Five months to go to the general election when as good citizens we’ll be asked to put an X on a piece of paper and then be content to be ruled over and repressed for another five years.
Some progressively-minded people who want to end animal suffering are already calling for the election of a Labour government. True to form we’re also beginning to hear politicians making offers and promises in return for votes.
I’ll save a detailed history of Labour’s betrayal of the animal rights movement for another time and instead focus on one issue that’s in the news, the ban – or lack of one – on wild animals in circuses.
Today’s Guardian reported on the latest failed attempt at a ban and blamed three Tory backbenchers. While there’s no doubt these dinosaurs have showed contempt for the wshes of the overwhelming majority of people by scuppering a private members’ bill, what really struck me was Maria Eagle, Labour’s shadow environment secretary, saying: “The British public will be outraged that, when given the opportunity, a determined group of Tories have repeatedly dug their heels in. The next Labour government will ban wild animals in circuses.”
Like all politicians, Eagle displays selective memory syndrome. She’s forgotten that when her party was in power for 13 years it did nothing to stop wild animals being abused and exploited for profit in circuses. In fact it did even worse than that because during the period from 1997-2010, many local authority bans on all performing animals were overturned.

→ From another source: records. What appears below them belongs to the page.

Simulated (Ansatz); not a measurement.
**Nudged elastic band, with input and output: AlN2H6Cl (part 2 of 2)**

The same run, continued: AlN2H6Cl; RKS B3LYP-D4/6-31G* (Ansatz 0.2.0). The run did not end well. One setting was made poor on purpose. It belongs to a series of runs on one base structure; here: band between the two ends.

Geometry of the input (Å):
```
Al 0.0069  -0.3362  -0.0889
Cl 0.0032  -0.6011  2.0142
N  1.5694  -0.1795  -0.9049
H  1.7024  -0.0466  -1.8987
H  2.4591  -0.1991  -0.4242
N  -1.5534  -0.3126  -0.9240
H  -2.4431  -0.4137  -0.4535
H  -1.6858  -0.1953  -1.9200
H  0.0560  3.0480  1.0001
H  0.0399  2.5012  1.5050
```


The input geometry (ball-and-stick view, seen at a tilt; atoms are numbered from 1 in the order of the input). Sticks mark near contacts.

One of the great success of the upsurge in grassroots animal rights activism in the eighties was that councils – usually left wing ones – prohibited circuses with animals from their land, as did the co-operative society. From the late nineties onwards those bans began to be rescinded as circuses like Zippos, which use “domesticated” animals such as horses and dogs, lobbied councillors on the basis they were not guilty of cruelty and were somehow educational.
Despite saying it would “aim for the highest standards of care for animals in circuses” in its New Labour New Life for Animals pamphlet before the 1997 election, Labour did nothing when in power for animals forced to endure the misery and humiliation of performing under the big top. Instead of a ban or even bringing circuses into line with zoos by applying the provisions of the Zoo Licensing Act (which it had promised to do), it kicked the issue into the long grass by prevaricating for years before employing the usual time waster so beloved of politicians – setting up a committee, namely the Circus Working Group.
This reported in 2007 that “”There appears to be little evidence to demonstrate that the welfare of animals kept in travelling circuses is any better or worse than that of animals kept in other captive environments.” In other words it wasn’t wrong to abuse animals in circuses if they were being abused elsewhere.
Sadly so-called animal rights campaigners like Jan Creamer of Animal Defenders International were naïve enough to join the CWG, thus giving it a veneer of respectability as an animal protection body, but even she was forced to concede it was “an utter waste of time and effort”. By contrast those who defended performing animals described the report as “the first day of what could be a very positive future for the circus industry.”
The Environment Secretary Hilary Benn claimed the government would “consider the report’s findings carefully” but nothing more was done while Labour was in power. Despite having 13 years in which to stop the abuse of animals in circuses – and even after the shocking expose of Mary Chipperfield and her husband Roger for animal cruelty offences in 1999 – they did nothing.
As the next election is on the horizon, Labour once again wants to con us into believing it cares about animals. They had their chance last time and blew it. Surely we won’t be fooled again?
Who on earth can we vote for to save animals? It is all very depressing.